During this week before Mother’s Day, we are starting to see messages about Motherhood pop up all around us. My mom is my best friend and despite our distance, we interact daily with phone calls and blessed smart phone picture-sharing. So, it has nothing to do with my relationship with my mom that most of these thoughts about Motherhood MAKE ME GAG. I think there is a fine line between inspiring improvement and inspiring guilt. So much of the constant rhetoric about motherhood makes a lot of us feel like we will never measure up. When people describe the qualities of a *perfect* mom, I can’t help but look at the list and see a list of my weaknesses. All this made me want to write a different kind of article about Motherhood to remove some of the contradicting expectations we’ve carried around for years.
“Good moms have messy floors and sticky kitchens” or something like that. You’ve seen it out there floating around or maybe you’ve seen “Excuse the mess, we are making memories”? These quotes are meant to make moms feel good about letting our homes go in honor of quality time with the family. These quotes don’t feel so good to the moms that manage to keep the kitchen clean, but worry they are failing somewhere else.

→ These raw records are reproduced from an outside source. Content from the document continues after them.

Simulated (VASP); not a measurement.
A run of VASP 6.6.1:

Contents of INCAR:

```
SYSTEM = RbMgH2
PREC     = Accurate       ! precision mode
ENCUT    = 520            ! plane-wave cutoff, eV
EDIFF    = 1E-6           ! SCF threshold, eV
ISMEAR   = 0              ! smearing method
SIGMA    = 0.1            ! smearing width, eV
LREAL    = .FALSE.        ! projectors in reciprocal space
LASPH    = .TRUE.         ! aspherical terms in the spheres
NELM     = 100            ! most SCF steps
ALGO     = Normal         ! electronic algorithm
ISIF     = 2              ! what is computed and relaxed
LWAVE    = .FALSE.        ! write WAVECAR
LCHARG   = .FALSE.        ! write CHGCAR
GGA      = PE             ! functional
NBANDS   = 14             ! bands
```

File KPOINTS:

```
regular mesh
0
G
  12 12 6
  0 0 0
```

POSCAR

Then there are the magazines and blogs full of pictures of beautifully and *perfectly* kept homes, TV shows depicting “real” family homes with everything in its place and stylish decor. As much as we hear the feel-good quotes floating around out there about embracing the mess, we only seem to SEE evidence that the opposite is true everywhere around us.
Let’s not forget the women we see (or think we see) who raise *perfect* kids with *perfect* homes and manage to be rock stars too. These women run marathons, head up the PTO, run successful businesses, advance at work, and write amazing blogs about organizing and homemaking. (I have to laugh at the last one. I’ll be the first to tell you that I don’t have it all together all the time.)
So, we look to these fictitious examples and try our best to do it all, and we mask what we think are failures. When we are expecting people over to our homes, what do we do? We clean up first. “Oh, you just happened to stop by right after I did the dishes and vacuumed, what a coincidence.” This type of cover-up just piles on to what we are already thinking: we are not good enough.
We compare our normal with other people’s best, so we never measure up.
When it comes to balancing family life, housework, and personal fulfillment, most of us float around somewhere in the middle, which is actually a great place. The problem is that we aren’t happy there. We want it all. We expect ourselves to give the kids endless attention AND create a perfect house AND climb every mountain: but these crazy expectations are IMPOSSIBLE and we need to stop perpetuating the madness and projecting these expectations onto ourselves and the other women in our lives.
We are too busy worrying about what we are not, to realize that this BALANCE everyone speaks of and strives for does NOT exist in any of the extremes. Balance IS accepting our imperfections.
We need to improve ourselves without beating ourselves up.
Sometimes our feeling of guilt is a tool for improvement, but guilt is often misplaced. When we feel guilt for just being ourselves or not doing something perfectly, the guilt stops us from moving forward, continuing the vicious cycle of feeling like our best is not enough. Any other recovering perfectionists out there know exactly what I mean.
My wish this Mother’s Day for all the mothers I know is to give yourself a break. I think most of us KNOW that there is not one correct mold for motherhood.
Now is the time to feel okay with our particular mold.
What do you think about all the “motherhood” themed stuff out there?
From my home to yours,
TONIA L.CLARK :~o) (@whynotmomdotcom) says
Oh my goodness Mary! Spot on! It seems like we really need to figure out where our ‘happy medium’ is, stop comparing ourselves to everybody else and just do the best we can however we can. I remind my daughter constantly that her friends all have different Moms and every Mom has different rules including me. I’m trying to be the best ME I can be without the comparison. But with all the ‘noise’ out there, it does make it difficult indeed!
Krysta - KrystaSteen.com says
Amen!! Love it! 🙂
Yes, Mary! I think you and I have discussed this. I call myself a “recovering perfectionist” all the time. I have to remind myself of the “recovery” part constantly, or I make myself miserable. The fact it, we all do “it” differently. My version of clean is probably your 7th circle of Hell, but I probably have other gifts that would represent a struggle for you. Maybe not, since you’re so awesome, but let’s go with that theory to keep my from my perfectionist misery. I love this post. It’s like you pulled it straight from my brain!